For all that their opponents are right when they say that republican militarism offers no way forward. In the tradition of pure physical force republicanism, RIRA boast that they have no political organisation. 

Without a thought they include pizza delivery men as targets, apparently unaware of the extent to which the policy of the 'soft target' demoralised their own supporters and besmirched the name of republicanism in the past.

They have no explanation, other than betrayal, for the abysmal failure of decades of military struggle and the relatively easy absorption of their compatriots into the structure of colonial rule. Above all they seem completely unaware that the southern capitalists are the most frantic supporters of the settlement and the chief mechanism through which the political dissolution of the Provos was obtained. 
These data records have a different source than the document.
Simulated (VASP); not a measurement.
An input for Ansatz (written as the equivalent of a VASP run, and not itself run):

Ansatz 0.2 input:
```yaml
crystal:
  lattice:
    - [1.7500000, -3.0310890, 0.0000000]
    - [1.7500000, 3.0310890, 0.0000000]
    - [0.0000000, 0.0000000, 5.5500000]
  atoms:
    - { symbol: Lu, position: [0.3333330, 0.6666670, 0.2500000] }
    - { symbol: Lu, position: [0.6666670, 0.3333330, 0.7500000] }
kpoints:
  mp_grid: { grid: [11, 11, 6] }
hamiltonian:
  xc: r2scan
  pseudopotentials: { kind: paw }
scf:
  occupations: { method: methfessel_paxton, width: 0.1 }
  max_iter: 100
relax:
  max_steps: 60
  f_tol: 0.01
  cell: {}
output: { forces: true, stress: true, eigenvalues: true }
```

Yet within the narrow grounds of the physical force tradition, the republicans have a clear strategy. Their military capacity represents nothing in relation to British military might, but they believe that even a low level of activity will be enough to bring down the new Stormont regime. 

A major target is Sinn Fein. The republicans calculate that the pressures of their campaign will collapse the organisation and win supporters to the RIRA. They also calculate that it will act as a recruiting sergeant, bringing disaffected nationalist youth into their ranks.

Politically their belief that armed action can bring down the northern statelet makes little sense. It is true that the Good Friday Agreement has been decaying since its inception, but it has been decaying to the right, into a more naked and reactionary expression of imperialist interest, driven by increasing unionist reaction and republican capitulation. Militarism can only play a traditional role of stirring up and accelerating the political process - in this case speeding up a drive to the right.

A sign of that drive to the right came quickly, with what one reporter called 'Martin McGuinness's 'Michael Collins moment'. (Collins was a leading figure in the Irish war of Independence who then led the Free State repression of the republicans).  McGuinness called the republicans 'traitors to the island of Ireland'. He called on his supporters to inform on them and to support state repression. 

He claimed that the new dispensation guaranteed political progress, despite being unable to show any such progress other than the presence of themselves and their supporters within the state apparatus.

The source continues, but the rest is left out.